How can you best lead a team through change? Alyson Meister and Bettina Büchel explain how to communicate, plan and prioritize as you manage ambiguity and change in your organization.
Change is not only inevitable, it is also essential. In today’s competitive and complex world, being able to plan, execute, and continuously adapt and innovate is key to an organization’s survival. As the American physicist William Pollard said, “Without change there is no innovation, creativity, or incentive for improvement”. However, when the change in your team or organization is so constant that you or your employees struggle to adjust, you may start to notice change fatigue setting in – that experience of overwhelm, exhaustion, or simple apathy associated with rapid and continuous change.

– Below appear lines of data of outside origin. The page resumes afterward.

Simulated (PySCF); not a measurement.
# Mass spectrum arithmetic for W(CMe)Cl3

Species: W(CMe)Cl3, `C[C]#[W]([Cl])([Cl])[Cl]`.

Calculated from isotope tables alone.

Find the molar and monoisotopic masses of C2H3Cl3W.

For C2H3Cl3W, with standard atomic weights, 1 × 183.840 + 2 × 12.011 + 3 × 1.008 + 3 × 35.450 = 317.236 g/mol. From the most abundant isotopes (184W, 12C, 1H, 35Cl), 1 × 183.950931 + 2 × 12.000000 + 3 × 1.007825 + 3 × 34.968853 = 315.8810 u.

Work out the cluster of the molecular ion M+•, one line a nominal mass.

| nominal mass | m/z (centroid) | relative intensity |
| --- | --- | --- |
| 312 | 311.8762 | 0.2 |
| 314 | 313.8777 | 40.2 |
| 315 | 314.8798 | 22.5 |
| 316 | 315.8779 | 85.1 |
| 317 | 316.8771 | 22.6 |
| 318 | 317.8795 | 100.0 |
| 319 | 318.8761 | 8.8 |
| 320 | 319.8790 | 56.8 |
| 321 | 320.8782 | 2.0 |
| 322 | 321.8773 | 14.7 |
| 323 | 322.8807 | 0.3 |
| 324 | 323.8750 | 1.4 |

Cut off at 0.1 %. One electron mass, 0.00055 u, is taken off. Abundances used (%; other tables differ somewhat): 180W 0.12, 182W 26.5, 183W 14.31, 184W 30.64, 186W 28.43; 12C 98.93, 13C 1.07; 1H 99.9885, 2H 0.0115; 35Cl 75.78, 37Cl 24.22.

When experiencing change fatigue, employees can become passive resistors of organizational change – not openly expressing (or even really noticing) their dissent, disengagement, or disinterest in it. It can result in one or many failed change projects – and a stressed, exhausted and frustrated workforce.
Indeed, a survey of working Americans by the American Psychological Association found that employees experiencing organizational change felt more chronic stress, distrust and were subsequently more likely to say they intended to find a new job.
Why is change so tiring? In general, we have a natural need to reduce uncertainty in our lives. Predictability makes our brain’s life easy. Even when we ourselves initiated the change, the process of change invokes uncertainty and puts our brains (and bodies) to work. We need to make sense of the change and what it means for us individually, and learn the new mindsets, skills, and behaviors associated with the change before we can embed and practice the ‘new normal’. On top of this comes the emotional experience of change, which can involve several positive emotions (e.g., excitement, anticipation) and negative ones (e.g., confusion, fear, cynicism). Sometimes the change doesn’t go as planned and we need to rethink, pivot, or sometimes even start again. All of this causes chronic stress, which eventually depletes both the body and the mind.
As a leader of change, how can you help combat change fatigue? Here are a few key points to consider, particularly regarding how you manage and communicate your change efforts:
- Notice the signs of change fatigue. You might see that your ideas are met with waning enthusiasm, that employees are impatient or increasingly question the need to change, that cynicism pervades, that there is reluctance to speak about progress, that small wins are no longer celebrated, or finally, that those responsible for implementing changes are overstretched and even leaving the organization.
- Be intentional and consequential about your change announcements. If you announce a change initiative, and then don’t follow through, or it slowly fizzles through lack of commitment, you will break trust with your stakeholders and people will be even less enthusiastic the next time.
- Ensure that you communicate often and with plenty of warning about how and when changes are coming, how far along you are in the process, and most importantly when you deviate from the stated plan. It’s rare that employees complain that they hear too much from senior management, and more likely that they’re gaining information from second-hand-sources (which are often not entirely accurate).
- Be compassionate with yourself and others. Acknowledge that change consumes energy, even if it’s for the better. Give people time to adapt, and take time to recover from stress, and foster resilience in yourself, in others, and in the organization itself.
- Help people to plan and prioritize. Sometimes there are many different changes happening at the same time. As a change leader, you need to help your team to prioritize which change efforts they should be focusing on and when.